Auguste Perret, Théâtre des Champs-Elysées, Paris. 1911–1913.
Having just mentioned those dates, it is important to note that Art Deco has its first flowering in buildings from before the First World War (in Paris, the Théâtre des Champs-Elysées, 1910) and most certainly was being used during the Second World War and beyond. As this hybrid of styles with national and regional varieties spread around the globe, so too did the names for this bright, brash and new trend, as listed above. One interesting note is that in certain parts of the USA during this period, Art Deco buildings were being referred to as ‘Modern Classic’.
If confusion is evident, then that confusion is something that is neither new nor settled. It is something that is constantly shifting. It is interesting that in the seminal 1979 Arts Council Catalogue and Exhibition, ‘The Thirties’, Art and Deco are two words that are absent. Yet by July 2017 it is used as a catch-all phrase to cover many different styles within the period. A classic example of this confusion is in an article describing the De La Warr Pavilion at Bexhill:
‘This was the high summer of Art Deco, and although the winning design, by Erich Mendelsohn, a German Jewish refugee, and Serge Chermayeff, whose parents had fled Tsarist pogroms, echoes the Modernist movement of which they were exponents, the beautiful curves and lines of the design, the sleek metal framed windows and the luminous white colour speak loudly of Art Deco. Indeed, it is reminiscent of one of London’s finest buildings of that genre, the mansion block at 59–63 Prince’s Gate in South Kensington, built by Adie, Button and Partners in 1935 – the same year as the Pavilion.’
Mendelsohn and Chermayeff, De La Warr Pavilion, Bexhill-on-Sea. 1935. Exterior view.
Mendelsohn and Chermayeff, De La Warr Pavilion, Bexhill-on-Sea. 1935. Interior view of staircase.
The author goes on to say:
‘Pevsner’s volume on East Sussex specifies what gives Mendelsohn and Chermayeff’s design its distinction and charm compared with the more regular Art Deco such as Prince’s Gate… Is it the best Art Deco building in Britain? Despite the greatness of the Hoover Factory, Broadcasting House and Prince’s Gate, yes: I think it probably is.’ 3
There in those few paragraphs, the mixture of styles and hesitancy as to just what specifically makes up Art Deco architecture is there for all to see and reflects a more generalized and widespread use and attachment of this architectural label in the second and third decades of the twenty-first century.
A Global Trend
By 1918, the world was undergoing a series of fundamental shifts both politically and economically. Geographical boundaries had moved and a number of factors acted as catalysts for change. The old order was in a state of flux and everywhere a new generation of artists, architects and designers were seeking to create something different, not prompted by any one single political or economic event. Rather it was a combination of events which would create the necessary climate for a new style, and more importantly its introduction and widespread usage.

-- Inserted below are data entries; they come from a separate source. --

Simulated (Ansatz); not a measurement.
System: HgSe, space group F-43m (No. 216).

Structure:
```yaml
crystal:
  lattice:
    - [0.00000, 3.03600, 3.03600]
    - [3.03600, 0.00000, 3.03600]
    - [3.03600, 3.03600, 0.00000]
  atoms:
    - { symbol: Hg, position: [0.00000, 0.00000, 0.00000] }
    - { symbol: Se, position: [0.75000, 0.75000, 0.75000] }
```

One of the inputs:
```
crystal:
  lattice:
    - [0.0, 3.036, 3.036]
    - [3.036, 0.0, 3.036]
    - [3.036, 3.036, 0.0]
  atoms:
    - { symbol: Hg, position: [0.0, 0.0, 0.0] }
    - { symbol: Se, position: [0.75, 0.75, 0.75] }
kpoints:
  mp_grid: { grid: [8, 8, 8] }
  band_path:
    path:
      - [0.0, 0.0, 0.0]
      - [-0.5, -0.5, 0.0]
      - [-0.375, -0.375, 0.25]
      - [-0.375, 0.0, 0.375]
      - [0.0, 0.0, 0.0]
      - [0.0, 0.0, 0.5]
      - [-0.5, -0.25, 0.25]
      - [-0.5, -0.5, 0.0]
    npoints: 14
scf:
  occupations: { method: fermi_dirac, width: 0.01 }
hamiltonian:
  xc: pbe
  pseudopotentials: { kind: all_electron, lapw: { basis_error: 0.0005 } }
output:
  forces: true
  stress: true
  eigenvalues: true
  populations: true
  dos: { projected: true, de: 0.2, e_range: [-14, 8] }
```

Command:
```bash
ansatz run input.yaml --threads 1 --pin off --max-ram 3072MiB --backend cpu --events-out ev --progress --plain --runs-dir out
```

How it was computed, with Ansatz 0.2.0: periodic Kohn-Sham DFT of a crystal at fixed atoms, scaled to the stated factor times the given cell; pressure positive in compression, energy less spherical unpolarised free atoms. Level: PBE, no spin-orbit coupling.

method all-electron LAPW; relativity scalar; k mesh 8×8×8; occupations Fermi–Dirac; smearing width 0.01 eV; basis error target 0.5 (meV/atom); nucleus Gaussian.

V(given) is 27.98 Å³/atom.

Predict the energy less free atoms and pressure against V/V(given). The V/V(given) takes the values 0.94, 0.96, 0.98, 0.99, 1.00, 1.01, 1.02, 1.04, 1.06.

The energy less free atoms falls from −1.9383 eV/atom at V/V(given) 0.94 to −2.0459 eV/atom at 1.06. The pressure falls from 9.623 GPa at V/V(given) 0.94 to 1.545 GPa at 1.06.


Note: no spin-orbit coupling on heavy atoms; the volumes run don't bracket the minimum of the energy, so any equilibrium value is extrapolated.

Gerrit Rietveld, The Schroder House, Utrecht, The Netherlands. 1923.
Walter Gropius, Main Building, the Bauhaus, Dessau, Germany. 1926.
In France, almost from the outset, the fledgling architectural movement that had grown in Paris and North Eastern France was surrounded by and competing with the Modernist approach of Robert Mallet-Stevens and Le Corbusier; from The Netherlands, the influence of De Stijl, the Amsterdam School and the work of Willem Dudok; from Germany the work of the Bauhaus; from Russia the Vkhutemas School in Moscow and the Constructivist movement; from Scandinavia the development from National Romanticism to Scandinavian Neo Classicism.
Robert Mallet-Stevens, Villa Cavroix, Croix, Roubaix, France. 1932.
These movements would soon be added to by the arrival from across the Atlantic of the American forms of Art Deco.
A whole range of factors and influences fuelled the development and spread of the new style. If we start by looking at the sources and influences we are left with, from the contemporary period, Cubism for geometric deconstruction, Orphism and Fauvism for the use of bold colour, the Ballet Russes for bringing all the previous elements together plus ethnographic colour, the exotic as exemplified by China, Japan, the Middle East, Africa, Oceania. Art Deco can certainly be seen as utilizing many disparate sources for inspiration and ultimately the development of a new architectural vocabulary.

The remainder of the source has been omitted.